Albers was born in Bottrop, Germany, and as a young man he studied art education, earning certification from the Königliche Kunstschule in Berlin in 1915. He entered the legendary Bauhaus school in Weimar in 1920. The Bauhaus had been established by Walter Gropius in 1919, in the immediate aftermath of World War I, with the hope that its innovative curriculum would foster connections between architecture, art, and traditional crafts. In 1923 Albers began teaching the Vorkurs, the introductory class in which new students learned to work with each of the key artists’ materials, along with color theory, composition, construction and design.
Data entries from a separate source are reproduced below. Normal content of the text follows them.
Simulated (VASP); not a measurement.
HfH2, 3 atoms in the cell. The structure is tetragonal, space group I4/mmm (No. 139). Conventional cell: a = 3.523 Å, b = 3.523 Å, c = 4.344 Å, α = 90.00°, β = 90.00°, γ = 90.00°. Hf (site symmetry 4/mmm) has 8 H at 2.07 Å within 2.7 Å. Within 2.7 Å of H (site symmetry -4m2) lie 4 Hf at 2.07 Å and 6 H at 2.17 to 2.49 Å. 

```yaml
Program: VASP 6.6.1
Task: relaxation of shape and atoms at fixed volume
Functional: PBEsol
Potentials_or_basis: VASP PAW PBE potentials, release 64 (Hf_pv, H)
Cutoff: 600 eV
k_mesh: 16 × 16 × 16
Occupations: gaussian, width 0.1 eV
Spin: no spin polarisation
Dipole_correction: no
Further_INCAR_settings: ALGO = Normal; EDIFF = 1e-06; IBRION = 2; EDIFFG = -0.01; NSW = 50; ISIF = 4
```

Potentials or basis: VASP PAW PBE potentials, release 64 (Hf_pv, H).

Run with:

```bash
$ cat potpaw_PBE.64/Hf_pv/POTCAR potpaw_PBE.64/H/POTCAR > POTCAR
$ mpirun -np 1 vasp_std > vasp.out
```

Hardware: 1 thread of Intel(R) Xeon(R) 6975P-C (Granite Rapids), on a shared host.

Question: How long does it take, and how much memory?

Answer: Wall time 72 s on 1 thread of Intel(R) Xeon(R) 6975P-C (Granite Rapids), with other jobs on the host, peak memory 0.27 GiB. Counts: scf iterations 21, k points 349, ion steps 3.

Albers was a polymath, and the multidisciplinary environment of the Bauhaus was fertile ground for his artistic ambitions. When the school moved from Weimar to Dessau in 1925, he became a full professor, and in addition to glass and metal, he designed typefaces and furniture. While at the Bauhaus, Albers drew inspiration from the work of his colleagues, the color theorist Johannes Itten, and the painter, photographer, and designer László Moholy-Nagy, with whom he co-taught the Vorkurs.
In 1933, the Bauhaus was shut down due to pressure from the Nazi Party, which perceived the school as being sympathetic to communist intellectuals. As Albers’ wife Anni was Jewish, the couple resolved to leave Germany, and settled in rural North Carolina. The architect Philip Johnson helped make arrangements for Albers to join the faculty of Black Mountain College as the head of the painting program, where he remained until 1949. While at Black Mountain, both Josef and Anni Albers became influential mentors to American artists including Ruth Asawa, Cy Twombly, and Robert Rauschenberg, while working alongside fellow professors Buckminster Fuller, John Cage, Merce Cunningham and William de Kooning.
In 1950, Albers joined the faculty of the Yale University School of Art where he would head the newly established Department of Design until his retirement in 1958. In the 1950s, the Alberses began taking trips to Mexico, where the colors and forms of the local art and architecture inspired both artists.
In 1971, Albers became the first living artist whose work was the subject of a solo retrospective at the Metropolitan Museum of Art. Though they worked in different mediums, Josef and Anni Albers’ work shares a fascination with color and geometry. Josef Albers’ compositions from the "Homages to the Square" series, such as Formulation: Articulation Portfolio II Folder 28 (B), from 1972, give deceptively simple shapes a novel vibrance as colors play off of one another. The hues in Articulation Portfolio II Folder 28 (B) work in concert to give the flat surface the distinct appearance of a tunnel or other three-dimensional space; while the form on the left appears to move towards the viewer, the form on the right seems to lead directly into the canvas. Similarly, Anni Albers’ designs for textiles use graphic design to lend a sense of dynamism to flat works. Her Study for Unexecuted Wall Hanging (Bauhaus), from 1984 is a Mondrian-like pattern for a weaving in which different colors alternately recede and advance into the foreground, giving the image a sense of complexity and uncanny depth.
Josef Albers also created works of public art, including a delicate, geometric gold leaf mural called Two Structural Constellations for the lobby of the Corning Glass building in New York City in 1959. He designed a work called Two Portals for the lobby of the Time & Life Building in 1961, in which which and brown bands move towards two square panels made of bronze. Walter Gropius invited Albers to create a piece for the Pan Am Building, which he was designing with the architectural firm of Emery Roth & Sons. Albers reworked an existing glass piece from his Bauhaus days called City, and, fittingly, renamed it Manhattan.